Mimic 3 High Quality

darkfiberiru · August 31, 2022, 3:43pm

So all the mimic 3 models are listed as low quality? Does this indicate Medium/high or even ultra quality models are a possibility today?

I’m both curious about quality of these models and real time factor on different hardware. Obviously low quality on pi4 is .5 so I assume we can’t go much higher. But different use cases may allow different hardware.

synesthesiam · September 6, 2022, 3:15pm

Yes! There are quite a few hyperparameters that can be tuned on the VITS model. VITS is a combination of GlowTTS and HiFi-GAN, so Mimic 3’s current notion of “low” and “high” quality currently map to the v3 and v1 Hifi-GAN configs.

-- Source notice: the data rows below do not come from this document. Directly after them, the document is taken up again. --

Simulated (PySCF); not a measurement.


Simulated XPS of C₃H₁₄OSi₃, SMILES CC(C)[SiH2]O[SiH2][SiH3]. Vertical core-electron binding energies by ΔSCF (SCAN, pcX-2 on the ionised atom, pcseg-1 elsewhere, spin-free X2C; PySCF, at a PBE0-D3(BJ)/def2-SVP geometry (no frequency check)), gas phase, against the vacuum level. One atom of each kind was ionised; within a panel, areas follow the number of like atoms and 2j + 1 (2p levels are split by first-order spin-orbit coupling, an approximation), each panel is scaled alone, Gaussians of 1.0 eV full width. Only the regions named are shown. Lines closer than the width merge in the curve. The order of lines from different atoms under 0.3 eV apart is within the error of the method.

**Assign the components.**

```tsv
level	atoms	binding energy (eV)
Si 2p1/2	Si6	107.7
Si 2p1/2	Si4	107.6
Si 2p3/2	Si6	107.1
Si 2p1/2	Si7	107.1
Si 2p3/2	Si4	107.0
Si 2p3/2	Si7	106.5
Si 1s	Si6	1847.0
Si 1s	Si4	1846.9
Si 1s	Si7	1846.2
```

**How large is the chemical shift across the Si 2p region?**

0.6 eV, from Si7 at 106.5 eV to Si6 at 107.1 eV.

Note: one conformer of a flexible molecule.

However, there are other parameters that also influence quality and real-time factor. I’m investigating the effects of changing the following parameters right now:

Audio sample rate (currently 22050 Hz, testing 16000 Hz)
Number of hidden/inter/filter channels
Whether or not the input has a “0” after every symbol (interspersed padding)

With a reduced sample rate, fewer channels, and no padding, I can get a real-time factor of about 0.3 on a Raspberry Pi 4, so there is definitely room for improvement!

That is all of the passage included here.